In Search of an Emerging Cuban Cocktail Culture

Posted on: Oct. 15, 2015 | | By: Julie Schwietert Collazo

It’s 5 o’clock on a Friday afternoon, and I’m standing in front of the terrace at Havana’s Hotel Inglaterra, huddling hunch-backed, along with so many locals, peering into my phone. The hotel is one of a growing number of places in the Cuban capital where those with a few CUC (one of two local currencies, and the one with a greater value) to spare can connect to WiFi after buying an Internet access card.

“Mojito, lady? Daiquiri? Cuba Libre?” asks a waiter dressed in a crisp, white guayabera, his hand gesturing invitingly to a table on the terrace, where a quintet is playing its usual set of songs, all made famous by Buena Vista Social Club. It is the perfect picture of the Cuban vacation fantasy made real. I shake my head. It’s a blistering afternoon in Havana and it’s easy to understand how so many passersby — Americans, Canadians, and Germans, mainly — are enticed to cradle a cool highball or Collins glass in their hands, swirling fresh mint leaves around and around with a Havana Club swizzle stick, which at least some of them will surely pocket as a souvenir of their Cuba trip.

What I’m looking for, however, is something different. As many Americans wring their hands worriedly — will Starbucks and McDonald’s soon pop up on every corner of Havana as U.S.-Cuba relations normalize after nearly 60 years? — I’m preoccupied by a different question: Will Cuba’s cocktail culture change?
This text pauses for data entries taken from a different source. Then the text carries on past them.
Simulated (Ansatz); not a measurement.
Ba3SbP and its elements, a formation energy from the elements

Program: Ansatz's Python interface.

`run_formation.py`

The truth is, I’m hoping it will. It seems impossible to escape the trio of classic but cliched cocktails, with every hotel, bar, and restaurant peddling the drinks made most famous by the American writer, Ernest Hemingway. There’s a well-worn trail trodden by tourists who want to walk in Papa’s footsteps, drinking daiquiris, as he did, at Floridita, just a few minutes’ walk from the Inglaterra and mojitos at La Bodeguita del Medio. But where do you go if you want a taste of the new Cuban cocktail culture?

Havana Club trumpets Cuba’s capital as a cocktail mecca, but it seems like tradition and preservation are prevailing over innovation.

A week later, I’m not sure I’m any closer to the answer. There is more liquor here than I’ve seen on any of my previous visits over the past decade. On the shelves at the supermarket in my mother-in-law’s Centro Habana neighborhood I see tequila, whisky, vodka, and a dizzying array of mixers, in addition to local rums, among them Havana Club and Ron Caney. The prices are out of reach for most Cubans, Don Julio, for instance, costing more than several months’ worth of wages, which may be why so many bottles have a fine coat of dust on them. It’s not clear, exactly, who’s buying the imports or how they’re using them. And they’re not well-represented at any of the two dozen or so bars, restaurants, and paladares I’ve visited. “Cocktail menu?” I ask hopefully at each, only to be handed a faux-leather folio listing the usual suspects and spirits served straight, on the rocks, nothing more.

In fact, there’s quite a bit happening to suggest that instead of striving to become the next great go-to city for contemporary cocktails, Havana would rather rest on and protect her libational laurels. A vice-president of the Havana Culinary Association talks to me about how important it is to preserve culinary and cocktail traditions, and explains that this is the reason for a new cultural-culinary event series the Association is launching this month. She directs me to the capital’s Club de Cantineros (Bartenders’ Club), where, I discover, similar concerns are motivating an instructor who is imparting classes on traditional Cuban cocktails. There are no small-batch spirits or creative garnishes, no edgy techniques, like infusing cigar smoke into a drink, and there’s almost no evidence the countries that have had close relationships with Cuba during the past half-century — chief among them, the Soviet Union and China — have had any sort of lasting impact on the Cuban cocktail repertoire.

Havana Club describes the city as a “cocktail mecca,” citing as evidence the International Cocktail Grand Prix it has hosted every other year since 1996. But as Cuba’s best-known rum manufacturer, the moniker seems little more than a marketing ploy, and a week into my explorations of contemporary drink culture in the Cuban capital and years into my deep dive into Cuban culinary and cocktail history, I’m unconvinced. If Americans are worried about the creeping influence of their own culture diluting an “authentic” Cuba, they needn’t be concerned, at least, about a sudden influx of craft cocktails made of mixologist-blended bitters featuring local ingredients, or even Manhattans and martinis. Havana is not the next Brooklyn or Lower East Side. At least, not yet.